Domestic Violence Against Men: Shamed into Silence

Statistics regarding how many men are victims of domestic violence compared to women are hotly debated. According to the National Domestic Violence Hotline, 20% of all domestic violence victims are male, yet there are substantially less resources for male victims than female victims, even less than what would be considered proportionally  appropriate. With that percent in mind, there should at least 300 battered men’s shelters for the approximate 1,500 shelters for battered women. Yet there are not, why?

Regardless at what ratio it occurs, both genders can be and are subjected to domestic violence at an unacceptable frequency. This disparity in resources for battered men, however, is emblematic of a deeper problem in how we discuss and approach domestic violence.

Why is it so uncomfortable to think that a man could be the victim of domestic violence and that a woman could be the perpetrator? Because to do so would dismantle all our preconceived notions of masculinity and femininity. A woman can be an abuser and a man can be a victim shamed into silence.

The Patriarchy Hurts both Male and Female Victims of Domestic Violence

Both male and female abusers benefit from the patriarchal ideals that society has instilled in us, albeit in different ways. Male abusers benefit because, of course, they feel emboldened by the blatant privilege that society gives their sex to act out on their “masculine” aggression.

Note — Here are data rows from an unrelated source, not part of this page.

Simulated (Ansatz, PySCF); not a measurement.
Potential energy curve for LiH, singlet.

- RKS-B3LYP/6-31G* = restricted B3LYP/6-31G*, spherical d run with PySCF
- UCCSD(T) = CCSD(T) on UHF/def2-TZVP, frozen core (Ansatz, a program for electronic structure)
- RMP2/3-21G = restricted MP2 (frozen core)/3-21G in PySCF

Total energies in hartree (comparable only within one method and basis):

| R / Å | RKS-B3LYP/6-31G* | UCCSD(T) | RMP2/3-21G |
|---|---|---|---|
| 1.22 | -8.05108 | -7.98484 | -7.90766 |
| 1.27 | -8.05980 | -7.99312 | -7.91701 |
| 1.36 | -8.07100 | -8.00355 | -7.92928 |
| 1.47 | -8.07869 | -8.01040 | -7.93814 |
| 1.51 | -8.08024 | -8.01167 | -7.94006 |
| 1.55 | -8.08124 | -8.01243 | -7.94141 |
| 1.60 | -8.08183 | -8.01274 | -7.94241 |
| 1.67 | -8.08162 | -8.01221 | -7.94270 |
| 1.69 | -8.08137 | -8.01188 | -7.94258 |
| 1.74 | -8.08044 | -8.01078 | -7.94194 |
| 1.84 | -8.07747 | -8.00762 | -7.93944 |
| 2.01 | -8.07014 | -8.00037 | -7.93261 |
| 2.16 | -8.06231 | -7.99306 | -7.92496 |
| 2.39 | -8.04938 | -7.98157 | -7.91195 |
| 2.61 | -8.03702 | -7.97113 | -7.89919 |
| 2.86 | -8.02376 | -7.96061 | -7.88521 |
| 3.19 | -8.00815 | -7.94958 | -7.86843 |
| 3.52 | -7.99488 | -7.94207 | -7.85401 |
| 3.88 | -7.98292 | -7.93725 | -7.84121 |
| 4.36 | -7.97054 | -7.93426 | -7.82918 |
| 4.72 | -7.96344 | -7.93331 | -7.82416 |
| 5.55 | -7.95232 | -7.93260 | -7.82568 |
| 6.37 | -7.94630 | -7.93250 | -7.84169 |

Female abusers, on the other hand, benefit from the patriarchy because no one expects them to be the instigators of physical aggression, given how society has gendered violence and how it has gendered male and female social behavior.

Men are supposed to beat each other up, while women are supposed to back-bite and slander one another. Those are the societal scripts for how men and women are supposed to handle their negative emotions against others. The idea that a woman could cross that boundary and engage in domestic violence against a male partner is an uncomfortable thought that not everyone is ready to accept.

How Female Abusers Level the Playing Field

Again, thinking about domestic violence against men requires us to challenge our societal perceptions of violence. What keeps us closed off to the idea that a woman could be physically abusive is the stark reality that men are almost always physically stronger than their female partners. However, there are plenty of ways in which an abusive woman can level the playing field, both physically and emotionally.

Psychological weapons of isolation, belittlement, and humiliation are often used to bring down a man emotionally so that he is not in a state of mind to fend off his female abuser if the situation turns violent, even though he could physically defend himself.

Shame and humiliation are powerful tools indeed. According to an interview with John, a male survivor of domestic abuse, his ex-girlfriend Rachel would often scream in public as a means to embarrass him into submission. Once night while eating at Chipotle, after disagreeing over an intellectual matter, she stormed off and screamed at the top of her lungs across the restaurant. John felt that his self-worth had been robbed from him.

Beyond the psychological, there are also tangible ways in which a woman can take on a physically abusive role. Cathy Young highlights this important aspect of domestic violence against men in the Times

Violence by women causes less harm due to obvious differences in size and strength, but it is by no means harmless. Women may uses weapons, from knives to household objects-including highly dangerous ones such as boiling water-to neutralize their disadvantage, and men may be held back by cultural perceptions on using force towards a woman even in self-defense.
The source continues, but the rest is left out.